The water already present in the reservoir (formation water) and the use of water injection techniques to aid the secondary recovery process (EOR – enhanced oil recovery) generates by far the largest volume by-product stream, with some 21 billion barrels (bbl) of produced water generated each year in the US alone. With 1 bbl equating to 42 gallons, this figure represents about 57 million bbl – or 2.4 billion gallons – per day, according to the US National Energy Technology Laboratory (NETL).

The growing volumes of produced water have meant E&P firms have effectively become water management firms. They are spending an increasing amount of time, effort and resources treating water for use and re-use, reinjection or environmentally acceptable discharge. NETL puts the water-to-oil ratio – i.e. the volume of water produced for every barrel of oil recovered – at between 5:1 and 8:1 in the US, and between 2:1 and 3:1 worldwide. Meanwhile, analysts at BCC Research believe that the water-to-oil ratio in North America will increase to 12:1 over the next 12 years – and 50:1 in the worst cases. With producers paying anywhere between $3 and $12 per barrel to dispose of produced water, the research firm expects the North American market for produced water treatment equipment to reach $1.2 billion by 2017.

Case By Case Solution

The physical and chemical properties of produced water vary considerably depending on the geographic location of the field, the geologic formation, and the type of hydrocarbon product being produced. It is typically comprised of certain amounts of oil and solids, and a specific droplet size distribution.The produced water will also have a specific chemistry, dependent on the chemical characteristics of the formation and the hydrocarbon. It may also include water from the reservoir, water previously injected into the formation, and any chemicals added during the production processes. Moreover, all of these properties and the produced water volume will vary throughout the lifetime of a reservoir.
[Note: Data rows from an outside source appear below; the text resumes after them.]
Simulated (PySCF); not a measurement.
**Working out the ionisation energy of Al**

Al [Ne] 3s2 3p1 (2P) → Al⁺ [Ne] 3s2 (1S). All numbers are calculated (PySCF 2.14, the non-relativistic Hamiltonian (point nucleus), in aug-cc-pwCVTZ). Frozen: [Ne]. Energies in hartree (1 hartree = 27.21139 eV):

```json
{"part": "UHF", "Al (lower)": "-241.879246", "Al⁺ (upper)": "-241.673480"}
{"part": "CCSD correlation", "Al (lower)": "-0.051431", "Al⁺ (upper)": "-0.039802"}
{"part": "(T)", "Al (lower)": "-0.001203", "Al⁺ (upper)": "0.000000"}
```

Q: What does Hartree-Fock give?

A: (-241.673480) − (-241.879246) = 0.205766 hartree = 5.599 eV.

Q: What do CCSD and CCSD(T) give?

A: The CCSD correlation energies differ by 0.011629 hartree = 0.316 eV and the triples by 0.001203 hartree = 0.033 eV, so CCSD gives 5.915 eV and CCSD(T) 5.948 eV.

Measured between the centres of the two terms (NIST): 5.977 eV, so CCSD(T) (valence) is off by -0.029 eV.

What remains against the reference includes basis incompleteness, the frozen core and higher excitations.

As such, produced water is unique to every asset. Indeed, there could be two wells that are two miles apart and within the same formation that have totally different chemistries, oil, solids and droplet sizes. There could even be different produced waters coming into the same platform from two different wells, and it is not uncommon for these chemistries to mix together and compound processing issues such as scaling.

The water treatment and filtration requirements of upstream installations are therefore myriad and diverse. It is the characterisation and composition of the produced water that dictates the types of treatment technologies necessary to meet mandated limits. Flow rate dictates the size and quantity of the equipment needed, while the final specification and design is also dependent on how the asset operates currently, what condition it is in, production method and location. The most important consideration is the final destination/use of the produced water.